By Sky Sports News
Last Updated: 07/06/18 3:04pm
The Duke of Cambridge has directly praised Danny Rose after the England defender spoke publicly about his battle with depression.
Rose opened up about his illness in a frank interview ahead of the World Cup in which he described how injury and a family tragedy had triggered a downward spiral, with his involvement in the England set-up offering “salvation”.
He was sidelined for more than eight and a half months last year with a knee complaint, during which time his uncle committed suicide among a series of personal incidents.
Prince William, who is the president of the Football Association, spoke with Rose while visiting the England squad at West Riding County Football Association on Thursday ahead of their final warm-up game against Costa Rica before departing for this summer’s tournament in Russia.
“If you don’t mind me mentioning I think it’s really very good what you did,” Prince William told Rose.
“Well done. You should be really pleased. Loads of support from me on that.”
A few minutes earlier, Prince William was standing with FA chief executive Martin Glenn and chairman Greg Clarke when he told England manager Gareth Southgate he was in “early discussions about doing something next year around mental health”.
Paul Farmer, chief executive of mental health charity Mind, believes Rose could inspire others to open up on mental health issues, adding: “One in four people will experience a mental health problem so it should come as no surprise that professional sportspeople will face these issues too.
“Many people from the world of sport have already made a difference by speaking out.
“Mind research found that over a quarter (28 per cent) of people who know someone with a mental health problem said they had started a conversation with a loved one about their mental health as a direct result of reading or hearing about a celebrity’s experiences.
“A quarter (25 per cent) also said hearing a celebrity talk openly about their own mental health had directly inspired them to seek help for themselves and half (52 per cent) said it has helped them to feel like they weren’t alone.”

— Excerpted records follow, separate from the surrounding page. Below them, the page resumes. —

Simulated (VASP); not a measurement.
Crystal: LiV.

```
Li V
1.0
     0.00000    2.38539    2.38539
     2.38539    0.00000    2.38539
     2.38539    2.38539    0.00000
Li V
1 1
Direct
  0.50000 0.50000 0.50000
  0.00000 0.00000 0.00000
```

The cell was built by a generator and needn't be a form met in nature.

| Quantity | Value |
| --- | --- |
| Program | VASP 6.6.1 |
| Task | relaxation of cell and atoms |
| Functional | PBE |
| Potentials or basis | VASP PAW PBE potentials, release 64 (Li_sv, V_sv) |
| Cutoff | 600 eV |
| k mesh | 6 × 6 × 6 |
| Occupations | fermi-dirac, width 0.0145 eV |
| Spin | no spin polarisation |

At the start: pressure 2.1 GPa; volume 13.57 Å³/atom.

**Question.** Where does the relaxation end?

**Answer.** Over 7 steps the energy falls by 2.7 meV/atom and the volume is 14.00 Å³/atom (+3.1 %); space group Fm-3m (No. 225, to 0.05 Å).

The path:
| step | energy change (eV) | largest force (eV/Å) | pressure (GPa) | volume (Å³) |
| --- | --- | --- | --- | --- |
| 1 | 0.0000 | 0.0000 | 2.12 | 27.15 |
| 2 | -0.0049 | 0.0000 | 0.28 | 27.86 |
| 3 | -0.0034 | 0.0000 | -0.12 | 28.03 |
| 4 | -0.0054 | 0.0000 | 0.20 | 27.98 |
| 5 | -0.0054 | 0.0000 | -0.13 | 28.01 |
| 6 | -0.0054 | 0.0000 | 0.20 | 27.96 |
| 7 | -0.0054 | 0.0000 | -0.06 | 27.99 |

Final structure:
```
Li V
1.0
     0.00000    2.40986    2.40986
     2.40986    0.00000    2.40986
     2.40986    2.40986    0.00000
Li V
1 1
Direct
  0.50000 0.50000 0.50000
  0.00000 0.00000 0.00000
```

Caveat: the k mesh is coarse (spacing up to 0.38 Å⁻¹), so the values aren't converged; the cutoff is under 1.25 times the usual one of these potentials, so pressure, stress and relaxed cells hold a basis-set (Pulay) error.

Mind says it is working with football authorities, including the Professional Footballers’ Association, to manage mental health issues in the sport.
Farmer added: “Footballers, in particular, experience a unique set of mental health pressures in their jobs from scoring goals and winning trophies, to facing media scrutiny, physical injury and meeting the high expectations of fans.
“It is therefore vital that footballers receive support from the sports sector to tackle the broader stigma around mental health in sport.”